We are wired for relationships.
We need it – not just to survive but to thrive. The connection we have with our children and they with us, are at the heart of our most basic human needs. But like all good things, if we are not intentional about taking care of this relationship, it can easily fall down the wayside.
Recently, on the last day before the Easter holiday, the girls came home with a seed which they planted at school. Excited to take care of it, they positioned it on the window sill. And for the next few days, I could see how much attention and intention went into caring for that little seed. In an attempt to follow their teacher’s directions to the tee, they kept it moist by using a little spraybottle. There was lots of fussing around those little seedlings. Then we went on a week-long trip to Centreparcs Belgium. And the seedlings were left on the window sill. Needless to say, neither survived. And my 6-year old’s soul were nearly crushed too. How could she go back to school without a sprouting seedling?

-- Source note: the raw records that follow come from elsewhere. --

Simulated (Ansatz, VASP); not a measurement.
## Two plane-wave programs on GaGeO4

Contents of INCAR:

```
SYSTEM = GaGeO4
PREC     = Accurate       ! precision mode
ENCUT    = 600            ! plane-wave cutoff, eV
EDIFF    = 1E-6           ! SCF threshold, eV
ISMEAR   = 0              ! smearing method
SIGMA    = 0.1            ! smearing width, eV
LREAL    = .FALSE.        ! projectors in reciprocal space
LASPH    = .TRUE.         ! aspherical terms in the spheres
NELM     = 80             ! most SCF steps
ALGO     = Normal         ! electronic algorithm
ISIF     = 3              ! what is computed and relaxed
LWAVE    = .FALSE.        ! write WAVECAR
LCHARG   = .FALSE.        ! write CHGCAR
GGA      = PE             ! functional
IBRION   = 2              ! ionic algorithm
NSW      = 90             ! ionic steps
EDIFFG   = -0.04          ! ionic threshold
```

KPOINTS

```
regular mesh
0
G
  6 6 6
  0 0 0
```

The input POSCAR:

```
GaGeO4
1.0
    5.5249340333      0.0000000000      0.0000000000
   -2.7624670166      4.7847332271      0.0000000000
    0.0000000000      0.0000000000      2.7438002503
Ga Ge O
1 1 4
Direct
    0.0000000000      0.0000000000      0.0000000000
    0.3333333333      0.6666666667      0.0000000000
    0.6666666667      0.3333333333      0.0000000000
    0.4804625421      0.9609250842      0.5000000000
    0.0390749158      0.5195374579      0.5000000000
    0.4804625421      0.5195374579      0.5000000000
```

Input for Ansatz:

Just like with those seedlings, the outcomes of the care and effort that we invest into the connection with our children aren’t immediately noticable. Do you remember those early days when all you did was feed, wind, change and rock your newborn baby? But then, one day your baby starts to look intensely into your eyes, and smiles. Your heart feels like it wants to jump out of your chest and you wonder if you could ever love anyone more.
In a time in Israel when the Judish culture were ruled by regulations and commandments, the Pharisees thought they could drive Jesus into a corner. They asked him what the most important commandment was. His answer was clear and concise: Love God, love your neighbor and love yourself (Luke 10:27)
And that ONE statement lies at the heart of our Christian belief. God intended for us to have a relationships that embody all of our hearts, souls, strength and our minds. With Him. With those around us. And with ourselves.
I am convinced that the time and energy spent and the commitment we make into growing a strong relationship with our kids are one of the most important investments we’ll ever make – for our children and for us. Not only is it a “nice-to-have”, I believe it’s vital.
This is why:
Children who have a deep and strong relationship with their parents (in the literature this is referred to as a secure attachment) are:
- Better able to establish and sustain friendships
- More empathetic
- Less aggressive
- More able to regulate their feelings
- Showing creater creativity
- Better able to cope with life’s challenges
In a world where so many things get in the way of relationships, being intentional about developing and growing a deep connection with our kids, can be a game-changer.